Detecting bias in news articles is a challenging task due to the nuanced and subtle ways bias can be expressed at the sentence level. This repository evaluates the performance of several transformer-based models, including BERT, RoBERTa, DistilBERT, and DeBERTa, as well as a traditional machine learning model, Support Vector Machine (SVM), for the task of sentence-level bias detection.
The following models were evaluated for bias detection:
- BERT (Bidirectional Encoder Representations from Transformers)
- RoBERTa (A Robustly Optimized BERT Pretraining Approach)
- DistilBERT (A Smaller, Faster, Cheaper, and Lighter version of BERT)
- DeBERTa (Decoding-enhanced BERT with disentangled attention)
- SVM (Support Vector Machine) - A traditional machine learning approach
The models were tested on a dataset specifically designed for sentence-level bias detection. Preprocessing techniques, such as text cleaning and oversampling, were applied to the data to improve the models' performance.
- DistilBERT achieved the best overall performance, balancing computational efficiency with high precision and recall.
- Transformer models generally performed well, highlighting their effectiveness for bias detection in text.
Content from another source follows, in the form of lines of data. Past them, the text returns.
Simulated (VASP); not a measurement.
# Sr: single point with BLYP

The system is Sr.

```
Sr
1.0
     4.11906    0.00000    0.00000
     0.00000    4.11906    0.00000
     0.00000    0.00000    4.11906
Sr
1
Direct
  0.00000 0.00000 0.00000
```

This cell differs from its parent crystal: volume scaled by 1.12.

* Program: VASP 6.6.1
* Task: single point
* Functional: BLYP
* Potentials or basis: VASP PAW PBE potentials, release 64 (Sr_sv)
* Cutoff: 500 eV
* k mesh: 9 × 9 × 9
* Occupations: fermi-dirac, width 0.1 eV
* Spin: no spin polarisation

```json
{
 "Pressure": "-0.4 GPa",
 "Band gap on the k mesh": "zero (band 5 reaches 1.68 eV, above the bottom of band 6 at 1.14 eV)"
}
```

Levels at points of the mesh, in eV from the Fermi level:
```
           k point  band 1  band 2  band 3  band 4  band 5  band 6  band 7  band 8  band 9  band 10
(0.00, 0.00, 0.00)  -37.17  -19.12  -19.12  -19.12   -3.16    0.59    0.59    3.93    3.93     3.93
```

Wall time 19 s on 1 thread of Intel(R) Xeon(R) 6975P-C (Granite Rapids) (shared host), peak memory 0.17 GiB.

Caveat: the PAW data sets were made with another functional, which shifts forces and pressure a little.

- Surprisingly, the SVM model outperformed certain transformer models, demonstrating that traditional machine learning approaches can still be competitive, especially when combined with the right preprocessing techniques.
This repository provides a comparative analysis of the different models, allowing for a deeper understanding of how transformer models and traditional machine learning approaches differ in their ability to detect bias in news articles.
To get started with the code, clone this repository:
git clone https://github.com/sadaf-rad/bias-detection.git
cd bias-detection